PM’s Address to US Congress: Take a Bow Mr Modi, You Deserve It
Challenge for Modi govt would be to build a rapport with the new administration in Washington, writes Harsh V Pant.
It was Narendra Modi at his best. Once again, the Indian Prime Minister proved why he remains India’s best ambassador. Modi’s address to the joint session of the US Congress on 8 June was a great mixture of wit, exuberance and vision. He saluted the forces that bind India and the US together even as he charted out a new vision of the future. And he could rightly proclaim that finally Indo-US ties have “overcome the hesitations of history.” It is his leadership which has managed to salvage Indo-US ties from the morass they had sunk into during the last few years of the UPA-II. In just two years, Modi has galvanised an ossified Indian bureaucracy and given a new sense of purpose to India’s engagement with the US.
Modi’s vision is not restricted to South Asia but is global in line with this thinking about making India a leading global power. He underscored this when he suggested to the US Congress that, “A strong India-US partnership can anchor peace, prosperity and stability from Asia to Africa and from Indian Ocean to the Pacific. It can also help ensure security of the sea lanes of commerce and freedom of navigation on seas.”
Without naming Pakistan, he commended the US Congress “for sending a clear message to those who preach and practise terrorism for political gains. Refusing to reward them is the first step towards holding them accountable for their actions.” Modi wants New Delhi and Washington to work together to isolate “those who harbour, support and sponsor terrorists, that does not distinguish between ‘good’ and ‘bad’ terrorists, and that delinks religion from terrorism”.

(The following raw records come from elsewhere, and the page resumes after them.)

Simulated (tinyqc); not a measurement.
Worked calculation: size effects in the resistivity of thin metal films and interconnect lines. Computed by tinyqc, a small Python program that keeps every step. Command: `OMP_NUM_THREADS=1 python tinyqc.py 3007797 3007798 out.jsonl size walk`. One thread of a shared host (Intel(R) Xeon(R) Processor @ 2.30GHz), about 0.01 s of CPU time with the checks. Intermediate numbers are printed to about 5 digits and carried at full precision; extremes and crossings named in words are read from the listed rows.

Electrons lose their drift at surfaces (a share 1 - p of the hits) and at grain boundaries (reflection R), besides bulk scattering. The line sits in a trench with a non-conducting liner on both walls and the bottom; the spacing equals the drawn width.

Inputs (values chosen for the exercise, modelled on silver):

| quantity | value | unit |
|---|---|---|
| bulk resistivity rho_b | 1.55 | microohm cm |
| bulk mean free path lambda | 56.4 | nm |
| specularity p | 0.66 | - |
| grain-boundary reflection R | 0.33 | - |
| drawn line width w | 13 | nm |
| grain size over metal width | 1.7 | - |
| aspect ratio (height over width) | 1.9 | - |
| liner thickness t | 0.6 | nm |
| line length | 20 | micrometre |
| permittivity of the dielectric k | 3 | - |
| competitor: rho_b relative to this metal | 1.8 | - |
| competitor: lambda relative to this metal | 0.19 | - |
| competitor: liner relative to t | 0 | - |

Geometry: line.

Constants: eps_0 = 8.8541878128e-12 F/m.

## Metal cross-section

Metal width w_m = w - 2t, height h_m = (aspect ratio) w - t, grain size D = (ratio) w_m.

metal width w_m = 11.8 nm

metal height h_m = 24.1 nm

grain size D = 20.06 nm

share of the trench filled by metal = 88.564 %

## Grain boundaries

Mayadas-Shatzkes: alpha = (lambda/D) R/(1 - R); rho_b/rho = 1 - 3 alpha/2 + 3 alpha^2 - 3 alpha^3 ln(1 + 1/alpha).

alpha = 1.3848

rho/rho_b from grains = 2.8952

Strategic Convergence between India and US
Modi was aware of the criticism that his government has been facing in some quarters of the US polity for its handling of religious minorities, which was underlined in the US Commission for International Religious Freedom’s annual report that claimed, religious freedom in India was on a “negative trajectory” in 2015. Addressing his critics, Modi made it clear that for his government “the Constitution is its real holy book. And, in that holy book, freedom of faith, speech and franchise, and equality of all citizens, regardless of background, are enshrined as fundamental rights.” This was vintage Modi – not defensive but dealing with critics on his own terms.
He shared his “long and ambitious” to-do list with his American interlocutors to give them a sense of an increasingly ambitious, aspirational and impatient India even as he made it clear that “these are not just aspirations. They are goals to be reached in a finite time-frame. And to be achieved with a light carbon foot print, with greater emphasis on renewables.”
The warmth with which Modi’s address was received by members of the US Congress is a tribute to the Modi government’s deft handling of the US, and the underlying strategic convergence between the world’s two major democracies.
The joint statement issued by Modi and Barack Obama also captured the strategic sweep of the Indo-US relationship. It included making India a “major defence partner” of the US in technology transfer and a “priority partner” in the Asia-Pacific, asking other countries to support India’s bid for admission to the Missile Technology Control Regime (MTCR) and the Nuclear Suppliers Group (NSG), and treating the Pathankot terror attack with the same level of seriousness as the Mumbai 26/11 terror attacks.
Deliverables from the Meet
A separate joint document focusing on cyber security was issued and a funding initiative towards climate change was announced. There has also been some concrete movement on the civil nuclear cooperation with the decision by Westinghouse to set up six nuclear reactors in India. Against the backdrop of China’s refusal to support India’s entry into the NSG, the US has called on all NSG countries to support India’s application at the plenary meeting on June 24 even as India’s imminent entry into the Missile Technology Control Regime (MTCR) has been confirmed.
LEMOA or Logistics Exchange Memorandum of Agreement which allows each military to avail logistics support facilities of the other while on joint training, Humanitarian Assistance and Disaster Relief (HADR), and port calls, is on its way towards finalisation.
Gains from Modi’s US Visit
- Without naming Pakistan, PM Modi called for
deeper India-US security cooperation so as to isolate those who support
- Modi tried to win over critics who question the
state of minorities by saying that the Constitution of India ensures
freedom and equality of all citizens.
- Deliverables from the meet, from inclusion in
MTCR to support for NSG indicate that India’s foreign policy with respect to US
is on right track.
- Challenge for the Modi-led government would
be to build a similar equation as the US will elect a new President.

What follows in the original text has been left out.